Mate......... if you can add a 7 to that and finnish it i will be amazed. a single slice of one put me well and truly out of action for anything other than pannic and swearing for about 15 minuites.

The goatsweeds i grow are a native from peru. Would work well. They are about as hot as a habanero.

might try this some time

cheers


----------



## Steve (5/4/09)

Just put a Chicken Vindaloo in the fridge to marinate:


This is one of the most loved Indian curries in the UK. All Indian restaurants have it on their menu. It is a Portuguese influenced dish from Goa, in India. Traditionally, it was not meant to be hot. It originally contained pork, potatoes, (aloo) and vinegar (Vin), hence the name. However, as most curry house chefs in UK were Muslims, mainly Bangladeshis, they did not eat pork. They replaced the pork with beef and/or chicken. These days, you dont see pork Vindaloo at all in UK. Present day UK Vindaloo contains beef or chicken and it sometimes has chopped potatoes.

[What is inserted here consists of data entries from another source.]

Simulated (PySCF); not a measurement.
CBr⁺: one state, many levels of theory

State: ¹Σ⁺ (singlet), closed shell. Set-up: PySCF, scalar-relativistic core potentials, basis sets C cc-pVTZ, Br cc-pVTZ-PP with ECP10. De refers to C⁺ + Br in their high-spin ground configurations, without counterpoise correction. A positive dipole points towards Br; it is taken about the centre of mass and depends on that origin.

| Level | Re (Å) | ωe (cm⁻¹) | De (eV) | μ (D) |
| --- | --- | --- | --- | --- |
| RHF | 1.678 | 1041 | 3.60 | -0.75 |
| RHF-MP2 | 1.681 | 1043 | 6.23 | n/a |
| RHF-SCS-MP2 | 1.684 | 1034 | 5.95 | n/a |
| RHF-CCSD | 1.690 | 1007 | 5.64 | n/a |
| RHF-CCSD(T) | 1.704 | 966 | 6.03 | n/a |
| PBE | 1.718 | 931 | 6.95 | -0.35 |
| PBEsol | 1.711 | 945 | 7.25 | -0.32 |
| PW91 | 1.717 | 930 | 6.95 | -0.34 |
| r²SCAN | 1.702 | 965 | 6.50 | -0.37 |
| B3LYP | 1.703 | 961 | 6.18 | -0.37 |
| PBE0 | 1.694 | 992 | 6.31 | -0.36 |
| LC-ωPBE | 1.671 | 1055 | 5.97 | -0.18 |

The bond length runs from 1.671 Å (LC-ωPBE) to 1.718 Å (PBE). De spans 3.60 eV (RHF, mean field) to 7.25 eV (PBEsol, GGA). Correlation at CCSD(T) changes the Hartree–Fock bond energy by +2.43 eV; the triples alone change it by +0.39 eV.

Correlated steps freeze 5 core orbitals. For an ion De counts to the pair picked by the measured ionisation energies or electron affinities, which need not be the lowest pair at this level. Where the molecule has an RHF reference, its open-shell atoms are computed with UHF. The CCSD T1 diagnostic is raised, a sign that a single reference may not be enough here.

Another story about its name, which seems more feasible to me, is that vin stands for vinegar and alho is garlic in Portuguese. So, it is a pork dish made with vinegar and lots of garlic. The term Vindaloo in present day Indian restaurants in UK simply means a very hot curry that brings tears to your eyes! Hotter the better for some! Serves 4

Ingredients
500 gm. pork or beef or lamb
1 tsp. cardamom seeds*
3-4 cloves*
3-4 peppercorns* (If you want it really hot, add 8-10 pepper corns)
1 inch piece cinnamon stick*
1 tbs. coriander seeds*
1 tsp. cumin seeds*
1/2 tsp. fenugreek or methi seeds*
3-4 dry red chillies
2 heaped tablespoons shredded garlic
1 tablespoon shreddedginger
1 large onion, peeled, sliced
2 tbs. oil
1 1/2 inch piece root ginger, peeled
2-3 garlic cloves, peeled
1 heaped tsp. chilli powder
1 tsp. turmeric powder
1 tsp. salt
1 1/2 tbs. cider or wine vinegar
3-4 curry leaves (not bay leaves)
2-3 tbs. vegetable oil
1 tsp. mustard seeds
50 ml. Water


Instructions
1. Dry roast ingredients marked * in a wok or in a microwave, adding chillies only towards the end. Chillies burn quickly and become bitter.
2. Heat oil in a pan and fry onion slices, until deep deep brown. Take out onto a greased paper. Leave oil in the pan.
3. Place ginger, garlic, fried onions, chilli powder, turmeric, salt, roasted whole spices * and vinegar in a blender and make a fine puree. If necessary, add a little water or more vinegar to make a paste.
4. Place chicken in a bowl, add the spice paste and mix thoroughly.
5. Keep in the fridge for a few hours, preferable overnight, in a covered container (otherwise, everything else in the fridge will smell).
6. Heat oil in a heavy bottomed pan or wok.
7. Add mustard seeds and curry leaves.
8. When seeds splutter, add meat in its marinade, stir well and cook covered until meat is tender. (about 2hrs)
9. You will need to stir it from time to time and add water if it becomes too dry.
10. Garnish it with fresh coriander leaves.
11. Serve with Boiled Rice and natural yoghurt. Yoghurt is to cool down your mouth!

Notes
You can add diced potatoes halfway through cooking.
If you want it fiery hot, add more chillies and black pepper than given in this recipe.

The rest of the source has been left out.